The Employees Pension Plan for the American Federation of State, County, and Municipal Employees announced that during upcoming annual shareholder meetings, it will withhold votes from certain directors at 11 companies. Those directors have supported excessive executive pay that did not match company performance, have significant conflicts of interest, serve on too many boards, or serve at companies that continue to ignore majority shareholder votes, according to the AFSCME statement.
The companies are Honeywell, Cendant, VF Corp., General Electric, Kohls, Colgate-Palmolive, Union Pacific, Qwest, Hilton Hotels, Home Depot, and Lowes.
AFSCME cited the example of Honeywell chairman and chief executive officer David M. Cote. His pay increased 38 percent in 2004, to $17.4 million, compared with $12.6 million in 2003, even though net income declined 3 percent and Honeywell shares trailed their peers for the year, according to the pension plan. “Based on failure to pay for performance, we will withhold votes from management development and compensation committee chairman John Stafford,” said AFSCME.
Cendant chairman and CEO Henry Silverman received more than $100 million over the last five years despite “sideways” market performance, added the pension plan, which said it is “withholding votes from compensation committee chairman Robert Smith.” AFSCME said it also plans to withhold votes from six members of Colgate-Palmolive’s compensation committee because they don’t link pay to performance.

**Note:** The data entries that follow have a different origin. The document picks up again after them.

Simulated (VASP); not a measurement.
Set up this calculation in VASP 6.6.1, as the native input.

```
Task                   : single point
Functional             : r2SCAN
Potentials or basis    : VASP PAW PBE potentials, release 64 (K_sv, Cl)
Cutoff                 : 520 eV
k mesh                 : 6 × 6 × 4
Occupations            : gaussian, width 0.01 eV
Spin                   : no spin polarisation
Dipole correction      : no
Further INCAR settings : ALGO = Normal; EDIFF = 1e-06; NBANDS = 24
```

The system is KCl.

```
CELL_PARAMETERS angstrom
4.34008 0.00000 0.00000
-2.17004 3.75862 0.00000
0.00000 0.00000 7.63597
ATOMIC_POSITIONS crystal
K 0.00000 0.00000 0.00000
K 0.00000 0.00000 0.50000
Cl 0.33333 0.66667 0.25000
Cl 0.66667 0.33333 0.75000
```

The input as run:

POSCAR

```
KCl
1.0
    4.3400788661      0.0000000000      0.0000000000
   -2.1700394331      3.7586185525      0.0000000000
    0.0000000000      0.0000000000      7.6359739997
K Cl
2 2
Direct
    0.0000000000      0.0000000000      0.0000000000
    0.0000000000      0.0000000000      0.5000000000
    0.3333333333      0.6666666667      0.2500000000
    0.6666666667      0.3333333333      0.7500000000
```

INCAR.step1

AFSCME is withholding votes from four VF directors for failing to declassify the board, and from General Electric board member Claudio Gonzalez for serving on too many boards. In addition, the pension plan asserted that 7 of 13 Kohls directors have ties to the company and that its board is non-independent. Added AFSCME, “We will withhold our votes from the non-independent director nominees, in this case retired chairman and CEO William Kellogg and COO Arlene Meier.”
The California Public Employees’ Retirement System named five companies to its “focus list” of poor financial and corporate governance performers: American International Group, AT&T, Delphi, Novell, and Weyerhaeuser. “We will press for needed reforms to restore long-term profitability and investor confidence,” promised Rob Feckner, president of the CalPERS board, in a statement.
According to CalPERS, its Focus List is selected from the pension fund’s investments in more than 1,800 U.S. corporations, and is based on the companies’ long-term stock performance, corporate governance practices, and an economic-value-added evaluation. The pension fund added that it tries to identify companies where poor market performance is due to underlying financial performance problems as opposed to industry or extraneous factors alone.
AIG made the list after its share price dropped more than 21 percent in the year ending March 31, 2005, and investigations began into accounting misstatements, bid-rigging, and the use of questionable insurance products, CalPERS stated. AT&T made the list because executives could receive at least $41 million on the immediate vesting of stock options and restricted stock after change-in-control agreements were approved.
Novell wound up on the list after its share price fell 47 percent during the year ending March 31, and after the company failed to design what CalPERS deemed a true performance-based executive compensation plan, despite what the pension fund described as months of negotiations.
Delphi and Weyerhaeuser made the list because of their poor response to a number of proposals that have been approved by shareholders but not implemented by their boards, according to CalPERS. Delphi was also singled out because it overstated cash flow from operations by $200 million in 2000 and pretax-income by $61 million in 2001, there has been significant executive turnover, and it is the focus of investigations by the Securities and Exchange Commission and Federal Bureau of Investigation, the pension fund added.